Yes, they finally got to copy some functions of the AT91 USART ;-)
Yes, but long term it is an advantage to have a consistent family instead of a mix of M3s and M4s. If you go with the early M3s, where is the FPU?
Yes, they finally got to copy some functions of the AT91 USART ;-)
Yes, but long term it is an advantage to have a consistent family instead of a mix of M3s and M4s. If you go with the early M3s, where is the FPU?
Or implement a spurious interrupt handler in the interrupt controller. The AT91 AIC has been doing this for like 7-8 years..
The Interrupt handler will perform an indirect jump to a vector read from the AIC. If the CPU reads a vector, when no interrupt is present, the SPurious Interrupt Vector is returned instead.
BR Ulf Samuelsson
The problem is that short glitches on the interrupt inputs violate the ARM7 specification. Unless the SoC manufacturer guarantees this workaround works in all cases, I wouldn't recommend it.
On the revision of the ARM7 core I was using, a glitch on the FIQ input would even cause a spurious IRQ when the CPU was already inside another IRQ handler (with IRQs disabled). This would mess up the IRQ LR, even if the spurious interrupt itself was handled correctly. Maybe other revisions react differently.
I believe Atmel's AIC handles this and provides stable IRQ/FIQ signals to the ARM7 core. Any other external interrupt controller should be doing this as well.
The vectored jump through AIC register that Ulf mentioned is really a neat solution overcoming ARM7's limitation.

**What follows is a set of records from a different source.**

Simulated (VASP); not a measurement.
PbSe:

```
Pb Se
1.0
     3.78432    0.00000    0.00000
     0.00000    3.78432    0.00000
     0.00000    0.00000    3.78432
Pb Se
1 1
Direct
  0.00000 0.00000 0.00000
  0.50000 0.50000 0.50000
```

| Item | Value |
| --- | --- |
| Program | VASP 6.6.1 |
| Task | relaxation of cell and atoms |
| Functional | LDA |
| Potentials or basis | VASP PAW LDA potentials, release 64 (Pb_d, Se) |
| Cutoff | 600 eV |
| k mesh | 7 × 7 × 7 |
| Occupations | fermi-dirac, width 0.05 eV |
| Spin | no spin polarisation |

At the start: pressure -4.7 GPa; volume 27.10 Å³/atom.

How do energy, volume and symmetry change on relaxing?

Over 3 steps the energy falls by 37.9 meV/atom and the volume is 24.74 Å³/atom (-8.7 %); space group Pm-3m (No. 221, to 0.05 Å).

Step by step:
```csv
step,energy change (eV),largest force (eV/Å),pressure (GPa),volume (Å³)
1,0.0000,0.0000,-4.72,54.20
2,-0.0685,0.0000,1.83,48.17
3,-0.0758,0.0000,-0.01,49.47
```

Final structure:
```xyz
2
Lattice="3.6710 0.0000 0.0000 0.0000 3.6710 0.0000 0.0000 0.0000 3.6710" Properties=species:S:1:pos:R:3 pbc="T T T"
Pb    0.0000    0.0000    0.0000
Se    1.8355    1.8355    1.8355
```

This is nasty, even if cause/effect is easy to grasp. Back when I was using ARM7 this wasn't even documented. Or I missed it somehow.
Thanks for the interesting tidbit.
I'm not sure what you mean by this. One of the problems that I see with the Kinetis chips is that they are shipping some nominal M4s without the FPU and later ones with the FPU.
Are there any Cortex M3 chips with an FPU?